Dr. Bellenger also testified regarding several other matters. With respect to the size of a retailer's purchases, Dr. Bellenger testified that buying a case quantity may be a legitimate business decision “to invest in more inventory so as to lower [its labor] cost of taking inventory and processing order forms.” Tr. 549. According to Dr. Bellenger:

The simple fact that someone, in * * * their business model, decides to order in large quantities is not necessarily suspicious in and of itself. What would be suspicious to me is if someone repeatedly ordered in large quantities. So I would think that looking for repeated large quantity orders by the same store or a combination of products which go into the production and ordering in large quantities * * * of a group of products which are involved in the manufacture of some illicit substance would be important for determining suspicious orders.

Id. at 549-50.

Amplifying this testimony, Dr. Bellenger added that to purchase a case quantity (144 bottles) is “one of two things. It's a conscious business decision where a store owner has decided it's more efficient to order in large quantities, put it in the stockroom, and make fewer orders, and have less labor involved.” Id. at 570. Dr. Bellenger than allowed that “maybe there's some nefarious practice involved here,” but that if this was so, “you would see repeat purchases of large quantities.” [16] Id. at 570-71.

The ALJ also credited Dr. Bellenger's testimony that in reviewing the various exhibits, he noted that while “some of [Respondent's customers] were buying by case lot,” he did not find a pattern of the customers “buying [ten] 144s.” Tr. 571 (cited at ALJ at 25). Respondent's own evidence shows, however, that there were multiple instances in which Respondent sold case quantities that suggest that the sales were for an illicit purpose. See RX 12.

For example, during the year 2004, Respondent sold cases (144 bottles) of Max Brand Pseudo to the Coastal Food Mart of Rockmart, Georgia, on eight occasions: January 21, February 2, March 4, April 19, June 3, July 14, August 2, and September 5.[17] Id. at 52, 82, 86, 91, 93, 97, 99. On cross-examination, Dr. Bellenger acknowledged that the store was “probably * * * buying in excess of what would be expected,” that “a case over a six-month period is rational,” but this store's purchases “would raise [his] suspicions.” Tr. 619-20. Moreover, when asked whether this store's retail sales would be “many standard distributions beyond” the $175 figure he calculated for average monthly sales, Dr. Bellenger answered: “Right.” Id. at 620. Dr. Bellenger also acknowledged that it would not be logical for a store to “order additional inventory on a regular basis unless they were selling it.” Id. at 642.

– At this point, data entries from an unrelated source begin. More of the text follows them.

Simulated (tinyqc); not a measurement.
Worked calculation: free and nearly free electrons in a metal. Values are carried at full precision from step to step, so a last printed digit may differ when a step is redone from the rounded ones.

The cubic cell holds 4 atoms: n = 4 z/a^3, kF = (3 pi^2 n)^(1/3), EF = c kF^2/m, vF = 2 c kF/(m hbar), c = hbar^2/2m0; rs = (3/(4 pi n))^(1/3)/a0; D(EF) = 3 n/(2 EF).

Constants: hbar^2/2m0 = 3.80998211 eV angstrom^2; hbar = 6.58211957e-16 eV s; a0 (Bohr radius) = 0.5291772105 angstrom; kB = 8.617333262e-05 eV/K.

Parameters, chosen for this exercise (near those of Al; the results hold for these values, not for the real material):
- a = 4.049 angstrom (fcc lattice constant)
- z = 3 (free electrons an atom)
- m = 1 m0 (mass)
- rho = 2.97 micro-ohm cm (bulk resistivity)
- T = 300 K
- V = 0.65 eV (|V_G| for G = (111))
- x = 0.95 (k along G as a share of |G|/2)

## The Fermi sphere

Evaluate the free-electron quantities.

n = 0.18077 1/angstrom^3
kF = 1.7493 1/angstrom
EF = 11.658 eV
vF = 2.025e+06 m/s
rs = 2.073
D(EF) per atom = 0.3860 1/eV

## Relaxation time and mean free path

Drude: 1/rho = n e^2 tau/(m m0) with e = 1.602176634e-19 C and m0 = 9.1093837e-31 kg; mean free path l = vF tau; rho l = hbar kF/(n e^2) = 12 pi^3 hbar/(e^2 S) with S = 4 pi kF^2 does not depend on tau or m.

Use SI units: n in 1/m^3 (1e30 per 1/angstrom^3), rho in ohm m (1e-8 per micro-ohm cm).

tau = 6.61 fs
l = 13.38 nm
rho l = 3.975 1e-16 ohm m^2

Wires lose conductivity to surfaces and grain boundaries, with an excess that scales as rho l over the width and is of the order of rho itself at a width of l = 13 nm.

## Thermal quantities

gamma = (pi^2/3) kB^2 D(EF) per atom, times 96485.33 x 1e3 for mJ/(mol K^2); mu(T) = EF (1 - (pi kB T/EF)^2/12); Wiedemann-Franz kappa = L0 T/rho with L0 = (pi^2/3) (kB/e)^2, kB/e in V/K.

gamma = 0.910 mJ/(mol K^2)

On re-direct, Dr. Bellenger opined that “it would be highly unlikely in the normal course of business” for an entity like Sunny Wholesale to detect these transactions. Id. at 646. According to Dr. Bellenger, “you've got to be looking real, real, real close” to find these transactions “given the scope of [Respondent's] business,” and the fact that the product category was “less than two percent of the total business and these instances would account for a fraction of that.” Id. at 647.

The Coastal Food Mart was not, however, the only store to which Respondent repeatedly sold large quantities of pseudoephedrine. During the same year, it sold a case quantity to Chitra Inc.'s Quick Stop of Rome, Georgia, on eight separate dates: January 4, April 8, June 14, July 5, August 2, August 20, September 14, and October 11. See RX 12, at 80, 91, 94, 95, 97, 98, 100, & 101. It sold a case to the Phillips 66 Mart of Hapeville on eight occasions: January 5, February 5, March 22, April 1, May 5, June 3, August 17, and September 12. See id. at 80, 84, 88, 89, 92, 93, 98 & 99.

It sold a case to the R & S Grocery of Columbus on nine dates: January 21, February 2, March 2, April 1, May 5, June 21, July 7, August 30, and September 29. See id. at 82, 86, 89, 92, 95, 96, 98, & 100. It sold a case to the Stop In of Bremen on nine occasions: January 5, February 3, March 2, April 1, May 5, June 1, July 27, August 20, and September 14. See id. at 52, 80, 83, 86, 89, 92, 93, 98, 100.

Moreover, the record shows that there were instances in which Respondent sold to two customers who used the same address. For example, Respondent sold case quantities to the P & K Mini Mart, with an address of 461 Columbia Drive, Carrollton, on January 6, February 10, March 4, April 8, and May 5. See id. at 53, 81, 84, 86, 89. Yet it also sold a case to a customer it listed as the “Quick Stop/Tushar/BP” with the same 461 Columbia Drive, Carrollton address, on February 2, March 4, April 8,[18] May 5, July 22, and August 1. See id. at 54, 83, 86, 91, 96, 97. Moreover, Respondent sold a case to the DJ Food Mart, with an address of 15582 HWY 27, Trion, on January 6, February 10, March 4, April 8, May 5, and June 15. See id. at 54, 81, 85, 87, 90, 94. It also sold a case to a customer it listed as “BJ's Food Market # 1” with the address of 15582 HWY 27 North, Trion, on February 10, March 4, April 8, May 5, June 4, July 27, July 22, August 18, and September 5. See id. at 54, 84, 87, 90, 93, 96, 98, 99.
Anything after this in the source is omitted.